Hi Mike,
This is precisely the sort of thing that CoreSight System Configuration Management is designed to handle (the "official" name for what we have been calling Coresight complex config".)
It will (once the patchsets are upstream) be straightforwards to create a configuration with the features you require. including adjustable parameters if you wish, load it, then enable it from the perf command line. No driver updates required. This avoids the cycles of tweaking various drivers / perf sources to add yet more bits into the config attributes etc, etc. At some point the space to do this will run out.
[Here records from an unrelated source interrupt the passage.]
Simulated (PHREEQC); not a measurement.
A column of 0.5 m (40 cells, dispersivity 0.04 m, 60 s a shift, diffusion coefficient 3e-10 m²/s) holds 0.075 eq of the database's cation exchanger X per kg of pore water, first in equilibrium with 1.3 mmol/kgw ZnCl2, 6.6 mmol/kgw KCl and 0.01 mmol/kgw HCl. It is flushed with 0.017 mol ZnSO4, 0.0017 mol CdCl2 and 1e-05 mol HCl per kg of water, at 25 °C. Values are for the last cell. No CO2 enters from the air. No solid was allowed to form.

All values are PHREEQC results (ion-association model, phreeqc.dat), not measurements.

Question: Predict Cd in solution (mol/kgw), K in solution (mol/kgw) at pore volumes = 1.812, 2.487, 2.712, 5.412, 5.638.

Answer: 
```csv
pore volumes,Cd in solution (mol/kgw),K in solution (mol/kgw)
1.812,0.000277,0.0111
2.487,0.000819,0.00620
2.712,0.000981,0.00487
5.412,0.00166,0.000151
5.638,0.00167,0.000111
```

Using the complex configs is a possibility, although Intel PT has no trouble fitting these parameters into the event using the Linux standard mechanism. Intel PT has an equivalent to what I'm suggesting:
perf record -e intel_pt/cyc=1,cyc_thresh=4/ ...
We could go further and name cs_etm's parameters the same as PT's, since they are effectively serving the same purpose.
That still leaves the questions of
- should we change the default of 256 downwards
- should an attempt to set a parameter lower than CCITMIN be accepted, or capped at CCITMIN.
Those questions are independent of the mechanism for changing the config.
Al
Regards
Mike
On Wed, 18 Nov 2020 at 20:47, Mathieu Poirier mathieu.poirier@linaro.org wrote:
Good day,
On Tue, Nov 17, 2020 at 08:11:49PM +0000, Al Grant wrote:
Hi,
When using the /cycacc=1/ option the cycle-counting threshold (setting the minimum gap between cycle packets) is set to a default of 256, which is very high and gives poor cycle resolution. Cores can manage far better than this (single digits, if not 1).
The threshold can be set lower via sysfs, but it's capped by an ID register which has a (CPU-specific) minimum possible value. Unfortunately on some widely used cores this ID register incorrectly reports
0x100 i.e. 256.
The intended value for these cores is 0b100 i.e. 4.
The default threshold is rather high and means we don't get as much value out of this feature as we could. In fact, we typically get timestamp packets more often than we get cycle count packets (timestamp packets also have cycle counts, but take up more space in the trace, so it's not the best way to get high resolution cycle counting).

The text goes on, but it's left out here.